Concert

Programme Guide

In this concert, the last item forms a kind of synthesis of the two preceding works: in Arnold Schoenberg’s early masterpiece, the “transfiguration” occurs through love, in Richard Strauss’s symphonic poem in death – and at the end of Richard Wagner’s Tristan und Isolde, both moments come together in the “Liebestod” of the titular heroine.

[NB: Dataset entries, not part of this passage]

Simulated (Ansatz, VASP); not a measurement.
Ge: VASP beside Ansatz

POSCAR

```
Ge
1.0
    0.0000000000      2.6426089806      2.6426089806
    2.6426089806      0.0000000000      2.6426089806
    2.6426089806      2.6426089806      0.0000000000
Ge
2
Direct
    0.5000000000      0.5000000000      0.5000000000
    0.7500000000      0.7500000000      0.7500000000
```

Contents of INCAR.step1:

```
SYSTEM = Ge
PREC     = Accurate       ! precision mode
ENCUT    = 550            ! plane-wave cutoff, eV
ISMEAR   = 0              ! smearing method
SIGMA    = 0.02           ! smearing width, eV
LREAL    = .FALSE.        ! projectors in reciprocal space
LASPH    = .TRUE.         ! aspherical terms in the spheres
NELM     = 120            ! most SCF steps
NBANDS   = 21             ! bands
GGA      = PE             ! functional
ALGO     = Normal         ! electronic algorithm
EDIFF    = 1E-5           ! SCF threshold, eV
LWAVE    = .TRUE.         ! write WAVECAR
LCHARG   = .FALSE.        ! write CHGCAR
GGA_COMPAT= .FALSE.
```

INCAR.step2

The concept of transfiguration comes from Christian tradition: the New Testament reports how the praying Jesus appears to be transformed in the presence of some disciples and his robe and face glow in “brilliant white”. The composers of this programme, however, were concerned with other kinds of transformation: Schoenberg’s tone poem Verklärte Nacht, originally written for string sextet, is based on a poem by Richard Dehmel, which tells of a lovers’ nocturnal walk full of conflict. Tod und Verklärung by Richard Strauss depicts, according to the composer, the pain and memories of a dying person. At the end, “the ideal that he has tried to represent artistically” appears to him, but will only be realised in the afterlife. In the 1890s, Strauss and Schoenberg, whose paths were later to diverge, still appeared to be kindred spirits: both works are characterised by great emotional tension and harmonies influenced by Wagner. And both turn – in the sense of a musical transfiguration – from minor to major at the end. Wagner, on the other hand, dissolves the famous Tristan chord into transcendent beauty at the end of his opera.

As an Italian conductor with a particular affinity for Wagner’s music, Daniele Gatti follows in the tradition of Arturo Toscanini and Claudio Abbado. Since his debut in 1997, he has conducted a number of works from the Romantic and Modern periods with the Berliner Philharmoniker.